One of the first true "Industrial Metal" bands, Fear Factory issued such albums as Soul of a New Machine (1992), Demanufacture (1995), and Obsolete (1998), which are some of the top classic metal releases of the decade.
After a split from the band for several years, founding guitarist Dino Cazares returned to Fear Factory for 2010's Mechanize, and their 2012 conceptual album The Industrialist. Cazares discussed his inspiration from sci-fi flicks, how he created his unique guitar approach, and the stories behind some of Fear Factory's most renowned tunes.
Dino Cazares: Well, one of the first things about this record that was a little different, this is the first time that we've used a two bass drum program to actually do the whole album. On previous Fear Factory records, we used drum programs on various songs, but this is the first time we decided to take the whole step of doing it on the computer. We were extremely happy with the results. With technology today you can manipulate a lot of things, and that is something that we haven't shied away from; we've talked about those kinds of things. We've always been a conceptual band when it came to technology. So that was one of the first things.
And the second thing is that we wanted to go back to some of the older song structures that we created back on in the Demanufacture and Obsolete days - we wanted to do some of those typical Fear Factory song structures. In other words, it's just like the intro/verse/chorus/verse/chorus/middle part, that kind of thing. And that was something that we went back to.
As far as anything else different, the only thing that was slightly different was probably the concept. We've always been a big conceptual band and we've always talked about "What if?", and what would the future be like, and how much technology is playing a big part of our lives. Everything from cell phones to computers, everything you could think of. The world isn't as big as you think it is, because now everybody can communicate on the Internet and see each other. With Google Maps, I can Google your house, where you're talking to me from right now! See outside where you're talking to me.

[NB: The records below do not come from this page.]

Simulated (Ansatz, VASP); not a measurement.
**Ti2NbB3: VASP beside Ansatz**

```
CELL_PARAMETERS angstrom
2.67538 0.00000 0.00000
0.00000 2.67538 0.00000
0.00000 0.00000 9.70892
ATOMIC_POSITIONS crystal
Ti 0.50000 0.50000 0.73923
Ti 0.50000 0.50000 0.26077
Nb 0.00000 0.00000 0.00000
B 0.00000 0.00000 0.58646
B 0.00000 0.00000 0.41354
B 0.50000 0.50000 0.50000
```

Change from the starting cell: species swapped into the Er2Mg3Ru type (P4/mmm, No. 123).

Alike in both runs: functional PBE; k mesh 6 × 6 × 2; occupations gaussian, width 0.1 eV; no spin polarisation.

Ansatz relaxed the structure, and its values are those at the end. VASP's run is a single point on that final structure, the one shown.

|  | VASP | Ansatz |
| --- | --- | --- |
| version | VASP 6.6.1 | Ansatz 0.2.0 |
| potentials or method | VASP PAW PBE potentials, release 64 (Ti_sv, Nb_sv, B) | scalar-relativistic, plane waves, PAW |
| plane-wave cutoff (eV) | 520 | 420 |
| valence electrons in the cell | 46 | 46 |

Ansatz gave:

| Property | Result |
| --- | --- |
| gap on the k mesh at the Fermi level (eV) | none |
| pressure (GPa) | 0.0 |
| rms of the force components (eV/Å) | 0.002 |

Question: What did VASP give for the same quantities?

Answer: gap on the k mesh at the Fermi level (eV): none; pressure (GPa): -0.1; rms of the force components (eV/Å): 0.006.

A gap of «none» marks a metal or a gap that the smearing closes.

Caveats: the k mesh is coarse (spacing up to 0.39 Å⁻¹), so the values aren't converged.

In the past, we've always talked about man versus machine. Well, on this record we decided to talk about the perspective of the machine, what he feels, what he thinks, and what he's going through. We call him "the Automaton," for lack of better words, a robot. Terminator-looking guy. But it's in human skin and looks very human, feels very human. And it doesn't know that it is an automaton. Doesn't realize that until he figures it out and goes in search for other people who are of his kind, and what he finds out is that he has a certain shelf life. In other words, they run on batteries and their battery is going to die within a few years. So he wants to find his creator and hopes that he extends his life. Because this thing thinks it's human. It thinks like a human, it feels like a human, and mentally it has memories that have been implanted in his head.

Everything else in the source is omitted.